Friday, July 20, 2007

Go Outside And Play

If you were born between, say, 1950 and 1970, "go outside and play" was the constant refrain of mothers everywhere in the US. No one was then particularly worried about kidnappers or sex offenders, children roamed neighborhoods in great packs like wild dogs, and mothers just seemed to need a lot of time to bake cookies, hang out laundry, cook the dinner, watch Peyton Place etc., without having to manoeuver around kids draped over the furniture or lying on rugs, playing video games. Actually, back then there were no video games, and daytime TV was not (still isn't) kid-friendly, so what the kids were doing was complaining. "I'm bored," "I'm hungry," "Janey's teasing me," "I can't find my [Malibu Barbie], [GI Joe], [Man O'War model horse]." So mom would get fed up -why does no one ever say they're fed up anymore, anyway?- and tell the kids to go outside and play. Or "go play in the street," if the mom had a sick sense of humor. I loved that, when the moms would say that.

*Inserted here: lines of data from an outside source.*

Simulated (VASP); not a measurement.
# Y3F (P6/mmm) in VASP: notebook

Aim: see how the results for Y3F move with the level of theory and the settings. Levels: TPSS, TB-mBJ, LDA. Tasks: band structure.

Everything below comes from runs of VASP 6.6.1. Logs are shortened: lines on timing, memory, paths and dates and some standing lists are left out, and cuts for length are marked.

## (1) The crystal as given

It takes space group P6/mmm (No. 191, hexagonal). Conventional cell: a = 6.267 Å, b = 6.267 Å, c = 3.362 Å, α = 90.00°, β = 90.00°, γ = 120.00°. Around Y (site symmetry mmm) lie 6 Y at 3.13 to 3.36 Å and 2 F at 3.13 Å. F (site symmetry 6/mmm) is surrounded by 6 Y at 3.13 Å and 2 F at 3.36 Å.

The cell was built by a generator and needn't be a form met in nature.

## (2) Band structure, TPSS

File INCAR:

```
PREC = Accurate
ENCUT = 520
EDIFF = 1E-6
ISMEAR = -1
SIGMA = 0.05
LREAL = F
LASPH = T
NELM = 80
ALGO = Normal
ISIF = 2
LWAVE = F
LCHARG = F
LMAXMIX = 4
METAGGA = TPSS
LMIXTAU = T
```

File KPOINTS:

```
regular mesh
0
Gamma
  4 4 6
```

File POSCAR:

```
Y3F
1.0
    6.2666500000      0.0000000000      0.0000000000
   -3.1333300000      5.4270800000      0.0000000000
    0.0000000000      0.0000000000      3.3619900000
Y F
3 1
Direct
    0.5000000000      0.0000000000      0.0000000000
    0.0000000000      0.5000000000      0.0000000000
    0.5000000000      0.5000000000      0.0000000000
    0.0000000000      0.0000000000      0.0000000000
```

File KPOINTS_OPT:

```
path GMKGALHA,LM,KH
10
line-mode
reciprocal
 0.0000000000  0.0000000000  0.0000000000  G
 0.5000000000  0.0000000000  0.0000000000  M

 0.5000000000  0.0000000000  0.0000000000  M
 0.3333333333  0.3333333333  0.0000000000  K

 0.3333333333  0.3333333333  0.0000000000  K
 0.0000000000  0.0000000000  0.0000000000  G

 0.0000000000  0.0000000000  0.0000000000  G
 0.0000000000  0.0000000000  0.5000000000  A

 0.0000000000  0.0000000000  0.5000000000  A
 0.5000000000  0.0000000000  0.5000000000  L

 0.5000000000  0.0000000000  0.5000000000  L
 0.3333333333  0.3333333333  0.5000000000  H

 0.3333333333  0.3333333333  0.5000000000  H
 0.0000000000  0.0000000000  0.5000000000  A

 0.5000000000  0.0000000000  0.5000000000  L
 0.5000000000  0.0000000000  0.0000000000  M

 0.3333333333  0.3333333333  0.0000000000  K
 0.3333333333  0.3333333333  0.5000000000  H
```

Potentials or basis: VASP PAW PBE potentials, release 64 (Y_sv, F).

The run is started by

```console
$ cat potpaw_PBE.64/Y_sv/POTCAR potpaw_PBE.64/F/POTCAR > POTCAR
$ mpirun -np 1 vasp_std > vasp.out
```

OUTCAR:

Then the kids would heave big sighs, like it was the worst thing in the world to breathe fresh air, heave themselves out of dad's Laz-y-boy, and shlump out the door, not to return till dinnertime. Well, I have to qualify, here. I was always out the door before mom had to tell me. She actually had to beg me to come in. I was lucky enough to live at the edges of a place and a time that barely exist today, where suburb melted into farm, and farm melted into woods. Almost every day, my friends and I were denizens of forest and field, plucking princess pine vines to wreath around our heads, galloping like horses -we WERE horses, snorting and tossing our manes- leaping into streams, following the trails of animals, just to see where they went, where their hidey-holes were.
It was magic.
I am lucky enough to still have some of those magical places to go. They have not all been swallowed up by housing developments. The place I first rode remains(the horse was kept by a lovely woman who let my horse- crazy friend Holly and I ride and groom her Chincoteague pony - another near-impossibility in this day of liability). It is still a place of wonder, with big cattails growing, and marsh, and the sky always seems to be blue with big puffy clouds. I remember my first gallop there, down the hard-packed dirt paths, though a big field, the saddle slipping, the rough mane in my hands. The dangerous and wild feeling of it. I often try to re-capture that feeling, when going out to play meant that anything could happen, any wonder. Sometimes I can. Today I went out to that same field to collect Queen Anne's lace to press in newspaper for Christmas (when it makes wonderful snowflakes for the tree). As I spread out the paper, started cutting the flat, plate-sized delicate flowers with the sun on my back, I got that feeling, that child-wonder, that feeling of timelessness. I get it when I go rapberry picking in the places they grow wild (I find old sunny graveyards attract raspberries, as the stony tops of hills attract wild blueberries).
So, for today, try to remember that feeling of wonder, try to rekindle it. Go Out And Play, somewhere you have felt that wonder in the past. Take your Happiness Book with you. Plan on spending time to become timeless. Then write it, draw it.